Feb. 11th, 2008

calimac: (Haydn)
The Redwood Symphony, guest conducted by Barbara Day Turner in a brightly resonant church, featured works by eight American (seven US-American, one Mexican) composers, six of whom are still living. A nice mixture of things one might not normally hear. The highlight was three baritone arias, from The Ballad of Baby Doe, Susannah, and Dead Man Walking (by Moore, Floyd, and Heggie, respectively). These are like B.'s three favorite operas, so I'm sorry she couldn't join me there. The baritone, Cole Grissom, has a light and reedy voice, that doesn't cut through well, but his characterization is powerful and his enunciation almost over-clear. He did well enough with a love aria from Baby Doe, but the Sermon from Susannah and the Confession from Dead Man Walking are very powerful pieces. If you haven't heard them, you're missing something.

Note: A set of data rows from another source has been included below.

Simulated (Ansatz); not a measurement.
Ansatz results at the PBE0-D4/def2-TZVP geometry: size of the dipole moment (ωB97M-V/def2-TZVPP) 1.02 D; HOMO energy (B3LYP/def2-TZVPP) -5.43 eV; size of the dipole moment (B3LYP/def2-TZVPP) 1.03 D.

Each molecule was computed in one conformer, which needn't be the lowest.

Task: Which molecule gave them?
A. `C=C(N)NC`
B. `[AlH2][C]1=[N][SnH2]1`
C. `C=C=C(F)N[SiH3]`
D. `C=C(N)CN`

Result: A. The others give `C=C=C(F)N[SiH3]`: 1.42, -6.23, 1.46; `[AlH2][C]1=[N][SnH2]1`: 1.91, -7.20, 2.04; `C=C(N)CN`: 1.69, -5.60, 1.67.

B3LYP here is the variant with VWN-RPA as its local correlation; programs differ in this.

On to the instrumental music. The warhorse of the bunch was Copland's Appalachian Spring (the suite, not the whole work, though the program didn't say so), quite nicely done. Clarinetist Richard Steinberg's introduction of the "Simple Gifts" theme was brilliant. Also: Fanfare by Joan Tower, nice show-off for the heavy brass, who were well-behaved tonight. (Just don't ask me about the horns.) Quiet little tone poem by Tobias Picker inspired by the bayous east of Houston; why didn't I think of this work, which I already knew, when I was there a year ago? One younger piece, "Blaze" by Vivian Fung, written ten years ago in her early 20s. Like most orchestral music I hear by composers under 50, it's brash and jangly, and Fung has less idea of where her piece is going than does, say, Jennifer Higdon. Finish with the Danzon No. 2 by Arturo Márquez, inspired by the same Mexican dance halls that produced Copland's El Salón México. A much better piece of music, Danzon is the classical bonbon of the last two decades that most deserves to be, and is closest to becoming, a concert staple like Fanfare for the Common Man or the Adagio for Strings. But not from this performance. Appalachian Spring had come to life; this was sludgy, and the musicians kept falling out of sequence with each other in the most painful fashion. Turner had invited the audience to get up and dance, but nobody moved a muscle. Nor should they have.

Then: Ives Quartet. Le petit Trianon has even an even lovelier acoustic when hardly anybody is there to hear it, and such was the case tonight. Haydn's Op. 20 No. 2 (which sounded under-rehearsed, alas) and Beethoven's Razumovsky No. 1 (served very well by the Ives's tough-grained rigid expressionist style) framed the Second Quartet of Leo Ornstein, a composer I'd previously known only by name. Curiosity was well-served. This piece from circa 1930 is an enormous work in three large movements, very thickly scored, ruthless and compelling and written in a fairly conservative but well-spiced modernist idiom. Parts of the last movement, fast and ostinato, reminded me of late Shostakovich; the rest was budding academician without the crap (to borrow a phrase from Kingsley Amis). If you want to hear it, there's an MP3 of a performance - less gritty than the Ives's - as well as a lot of other music on the audio page of the Ornstein site.

Ornstein's son, who's about the same age as the quartet, spoke beforehand. From his anecdotes, his father sounds like one of those self-contained, cranky, reclusive composers who consider it their job just to put notes on paper. Whether anybody liked the results or not was pretty much all the same to him.

But the most interesting anecdote related to Arthur Rubinstein, who'd known Ornstein in the 20s. The son had sent Rubinstein a recording, and Rubinstein writing back had referred to what he called "a shameful little incident" from those days involving player piano rolls. Rubinstein and some other eminent pianists had, at the instigation of the player piano companies, put on a concert where they'd each play a piece and then sit there while the player piano would emit their (previously made) recording of the same piece, to impress everyone with its capacity. What made this shameful, Rubinstein said, was that the recording piano was not capable of picking up nuance, so engineers would tinker with the roll in the lab. The result still didn't sound like the original, so the pianists picked up the habit of playing in imitation of the style of the player piano. Now this would have made a notable anecdote at the historical performances symposium I attended last year.